Bluffs Votes Plan for Firemen's Pension
By Leo Coughlin
BELLEAIR BLUFFS - The City Commission by a 3-2 vote Monday night wisely opted to take a moderate and fair course in trying to solve the fire fighters pension problem.
That vote thus gives the chance of the city dealing equitably with the former employees involved and avoids a possible lawsuit.
Two members - Jack Nazario and Taylour Shimkus - were adamant in their opposition. They wanted to return to the fire fighters only the contributions they had made to the pension plan.
Nazario and Shimkus were apparently operating on the advice of John Hubbard, a lawyer, who said the city was bound to pay only what had been contributed by the individuals.
But Tom Trask, a member of Hubbard's law firm and who is the regular attorney for the Bluffs, said that the sticking point was that the fire fighters would have to accept that sort of arrangement.
Arbutine was strongly in favor of turning the matter over to the city's pension board and have an end to the pension plan negotiated that would be fair to all parties.
The issue arises because the Belleair Bluffs fire department was subsumed into Largo Fire & Rescue which now serves Belleair Bluffs and what the Bluffs used to serve, including Belleair.

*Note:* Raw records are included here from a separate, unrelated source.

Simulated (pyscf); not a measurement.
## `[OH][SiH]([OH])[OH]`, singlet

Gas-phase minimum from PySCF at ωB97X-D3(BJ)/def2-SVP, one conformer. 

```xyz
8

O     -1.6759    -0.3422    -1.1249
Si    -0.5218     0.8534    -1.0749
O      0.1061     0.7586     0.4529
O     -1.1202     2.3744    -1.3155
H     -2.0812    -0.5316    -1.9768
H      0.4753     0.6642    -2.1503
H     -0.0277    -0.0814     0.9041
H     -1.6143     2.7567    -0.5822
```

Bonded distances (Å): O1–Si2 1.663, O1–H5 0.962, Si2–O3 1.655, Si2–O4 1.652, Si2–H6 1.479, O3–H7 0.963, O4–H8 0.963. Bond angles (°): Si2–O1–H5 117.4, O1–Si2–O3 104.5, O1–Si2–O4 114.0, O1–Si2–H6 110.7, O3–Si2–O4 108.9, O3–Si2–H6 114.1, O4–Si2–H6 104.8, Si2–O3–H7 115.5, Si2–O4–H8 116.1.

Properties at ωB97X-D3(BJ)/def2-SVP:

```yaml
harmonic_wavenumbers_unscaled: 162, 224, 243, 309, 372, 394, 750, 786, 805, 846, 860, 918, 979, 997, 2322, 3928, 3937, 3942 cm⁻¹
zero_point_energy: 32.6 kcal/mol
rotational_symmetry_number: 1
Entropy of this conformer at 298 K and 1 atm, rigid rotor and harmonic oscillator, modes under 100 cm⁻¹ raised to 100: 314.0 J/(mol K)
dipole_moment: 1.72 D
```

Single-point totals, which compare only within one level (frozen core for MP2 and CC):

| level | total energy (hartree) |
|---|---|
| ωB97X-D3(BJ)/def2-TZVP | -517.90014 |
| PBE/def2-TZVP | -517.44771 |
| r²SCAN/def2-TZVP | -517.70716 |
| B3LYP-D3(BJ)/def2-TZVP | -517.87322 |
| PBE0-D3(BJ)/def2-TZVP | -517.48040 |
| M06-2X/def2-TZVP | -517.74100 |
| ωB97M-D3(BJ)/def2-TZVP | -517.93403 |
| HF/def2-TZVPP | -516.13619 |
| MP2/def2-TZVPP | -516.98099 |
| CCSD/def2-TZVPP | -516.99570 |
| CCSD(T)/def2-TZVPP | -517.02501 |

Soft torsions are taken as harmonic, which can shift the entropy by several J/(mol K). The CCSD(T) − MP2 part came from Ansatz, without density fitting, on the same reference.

When Belleair opted to join Largo for economic reasons that destroyed the financial viability of the Bluffs fire department and Belleair Bluffs followed Belleair's path into Largo service.
Bluffs fire fighters became part of the Largo department but left the matter of costly pensions and Largo did not want to take over that which applied to the former Bluffs employees without Belleair Bluffs paying a high price.
The pensions of those former employees is Belleair Bluffs' responsibility and the problem is how to end the plan.
Arbutine, backed by Joe Barkley and Susie Sofer, want the city's pension board to talk with the fire fighters and make a recommendation. They favor a lump sum payout.
While this would be somewhat costly to the city, it would be less than what it would cost for Belleair Bluffs to sustain the pension plan over future years.
Investment return on funds is very low in the disastrous economic climate and the city would have to make up any differences.
So the matter remains unresolved but observers noted some progress in what they said was the right direction with Sofer's motion to bring the pension board into the picture.
In other action, the commission at a public hearing approved a millage rate of 4.35 for upcoming fiscal year 2011 that begins October 1.
That rate is a decrease of 9.57 percent from the rolled back rate (the rate that would raise the same amount of ad valorem revenue as was raised in 2011). It supports a budget of $1,785,186.